Jets Topple Steelers for First Win Since Season Opener
EAST RUTHERFORD, N.J. - Imagine being sequestered for the last nine weeks, with no access to television or smartphones or the news media, and that the first act of re-entry involved attending Sunday's game at MetLife Stadium.
That person would have come away certain that Jaiquawn Jarrett was set to be the first active player inducted into the Jets ' ring of honor; that T. J. Graham was a veritable Swiss army knife, as influential on offense as on special teams; and that the team was steaming toward a division title.
All would have reasonable conclusions to draw while watching the Jets beat the Pittsburgh Steelers, 20-13, and avoid the ignominy of becoming the first squad in franchise history to lose nine consecutive games in a single season.
During a break at the end of the third quarter, with the Jets leading by 20-3, the team's Flight Crew danced in the end zone to 'We're Not Gonna Take It' by Twisted Sister, as if to say, 'Eight losses are fine, but nine, well, that's just unacceptable.'
How cathartic it must have been for Jets fans to cheer when Pittsburgh's Shaun Suisham hooked a 23-yard field-goal attempt or when Ben Roethlisberger, who had fired 12 touchdown passes the last two weeks, threw into triple coverage or when the Steelers (6-4) committed three first-half turnovers.
How disorienting it must have been for Jets fans to see anyone, let alone Jarrett, a reserve safety, recover a fumble and intercept two passes; to see Graham, who entered Sunday with one reception since signing six weeks ago, catch a touchdown pass and recover a fumble; and to see their team, which had lost its last two games by a combined 34 points, play with some measure of competence.
Instead of yearning for the bad old days of Rich Kotite, the Jets, who escaped with the victory after allowing an 80-yard touchdown to Martavis Bryant with 1 minute 16 seconds remaining, provided evidence that they are the best 2-8 team in the N.F.L.
In their first victory since their Sept. 7 season opener against Oakland, the Jets scored the first 17 points to stifle - a little, at least - the thousands of Terrible Towels twirling in the stands.

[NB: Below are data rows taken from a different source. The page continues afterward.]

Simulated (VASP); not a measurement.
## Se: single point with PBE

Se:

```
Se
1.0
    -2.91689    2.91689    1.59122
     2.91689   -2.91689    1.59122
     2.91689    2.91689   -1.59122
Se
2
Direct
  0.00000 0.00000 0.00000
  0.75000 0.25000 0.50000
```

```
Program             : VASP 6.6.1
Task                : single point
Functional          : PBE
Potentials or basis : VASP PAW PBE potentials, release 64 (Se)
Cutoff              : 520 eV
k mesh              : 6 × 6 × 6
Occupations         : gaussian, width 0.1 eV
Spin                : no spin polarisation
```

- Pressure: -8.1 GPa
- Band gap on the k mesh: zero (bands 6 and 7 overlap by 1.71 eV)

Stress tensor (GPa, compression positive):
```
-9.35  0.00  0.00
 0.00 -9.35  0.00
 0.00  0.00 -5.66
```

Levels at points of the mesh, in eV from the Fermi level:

Three and a half hours before kickoff, the parking lots teemed with so many Steelers fans that the signs along the highways near MetLife Stadium could have read: 'Steelers game 1 p.m. Plan alternate route.' Sprinkled among the black and gold were considerable pockets of green and white, of Jets fans who decided to spend a splendid autumn day watching a 1-8 team instead of pursuing more enjoyable pastimes, like a colonoscopy.
'We still come,' said Griffin Handley, 42, a longtime season-ticket holder who works in finance and lives in Stamford, Conn., 'no matter what they do to our team.'
Handley's tent was loaded with high school friends from Connecticut, including Rich Fedeli, 41, the owner of a commercial printing company who lives in New Canaan and named his miniature poodle Geno, after the deposed quarterback Geno Smith.
'My dog looks at me like, Why'd you name me that?' Fedeli said.
Fedeli could not discern whether his dog wondered how differently this season might have gone had the Jets given Michael Vick a fair shot at winning the starting job out of training camp, or at least not waited until last week to award him his first start.
Vick led the Jets to 17 points on their first three series Sunday, completed 10 of 18 passes for 132 yards and two touchdowns, and, for the second consecutive week, did not commit a turnover. By running for 39 yards, Vick also surpassed 6,000 career rushing yards, extending his record for a quarterback.
In the first quarter the Jets outgained the Steelers, 164 yards to 5, and outscored them by 17-0. The same team that had three takeaways in its first nine games had three in the first 28 minutes. Roethlisberger, who entered Sunday with 862 passing yards in his last two games, had 54 at halftime. (He finished with 343.)
A four-play sequence in the first quarter encapsulated the Jets' fortunes: Jarrett's 10-yard sack of Roethlisberger on a third down, Vick's 67-yard touchdown pass to Graham, and Jarrett's recovery of an Antonio Brown fumble that gave the Jets possession at the Pittsburgh 20. Five plays later, on a third down, Vick fired a 5-yard touchdown pass to Jace Amaro in the back of the end zone.
On Graham's touchdown, the offensive coordinator Marty Mornhinweg called one of the best plays in this desultory season. The Jets lined up with three tight ends, which often signals that a running play is coming. Instead, Vick faked a handoff and connected over the middle with Graham, who caught the ball around the Pittsburgh 15 and darted into the end zone.
Instead of announcing the end of the first quarter, the referee Terry McAulay could have said, 'What just happened?' The crowd - Steelers and Jets fans alike - could have responded, 'We don't know.'
The teams did not swap uniforms in the parking lot. It was a comprehensive victory by a team that cannot be comprehended.
As often happens with the Jets, their week had drifted toward the surreal, with an airplane trailing a 'Fire John Idzik' banner over the team's practice fields one day and Coach Rex Ryan responding the next by sending up a toy helicopter with a sign reading, 'Go Jets.'
The airspace around the stadium Sunday contained only one plane toting a similar message: 'Jets rebuilding since 1969.' That could be true, but on this day it was difficult to tell.